Canada High Court Upholds Immigration Pact With US

Image copyright: Wikimedia Commons

The Facts

  • The Canadian Supreme Court on Friday upheld the 2002 Safe Third Country Agreement (STCA), an immigration pact with the US that says asylum seekers must apply in the first country they arrive in. Those who reach the US first but cross the border are returned to the US.

  • The Federal Court had found the agreement unconstitutional in 2020, ruling it denied migrants' rights to life, liberty, and security by sending them back to the US, where they're often detained in what it said is solitary confinement or unsafe conditions.


The Spin

Pro-establishment narrative

While the court did agree that some migrants in the US face risks of detention and refoulment upon their expulsion from Canada, it also cited Canada's ability to retain asylum-seekers if they could prove potential harsh treatment in the US. This decision abides by both the STCA and the Constitution, as it upholds the mutually agreed upon treaty and considers the possibility of exceptional asylum cases.

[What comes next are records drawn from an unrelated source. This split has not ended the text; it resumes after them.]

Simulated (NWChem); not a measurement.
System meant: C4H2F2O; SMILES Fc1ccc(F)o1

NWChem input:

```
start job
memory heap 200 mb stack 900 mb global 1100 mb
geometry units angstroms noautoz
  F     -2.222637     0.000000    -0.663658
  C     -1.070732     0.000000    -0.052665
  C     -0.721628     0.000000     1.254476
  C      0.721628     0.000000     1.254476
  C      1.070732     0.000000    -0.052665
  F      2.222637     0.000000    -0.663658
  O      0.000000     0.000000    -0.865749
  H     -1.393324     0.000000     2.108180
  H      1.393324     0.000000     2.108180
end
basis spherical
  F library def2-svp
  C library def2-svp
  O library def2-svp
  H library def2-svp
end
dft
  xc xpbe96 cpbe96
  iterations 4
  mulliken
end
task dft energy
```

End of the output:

Establishment-critical narrative

Not only does the STCA force vulnerable refugees back into the US, where they will be treated inhumanely, but it gives them no choice but to make dangerous treks across the border to avoid detainment and expulsion. Every refugee has the right to claim asylum in Canada no matter how they arrived, meaning this ruling blatantly violates international law and basic human dignity.

Narrative C

Both conservative and liberal Canadians believe the STCA is flawed but for drastically different reasons. While the right wants to avoid the caravans of migrants the US faces at its southern border, the left thinks everybody should be welcome for any reason. The STCA has been a mess since its implementation, the extent of which is proven by the left and right actually agreeing.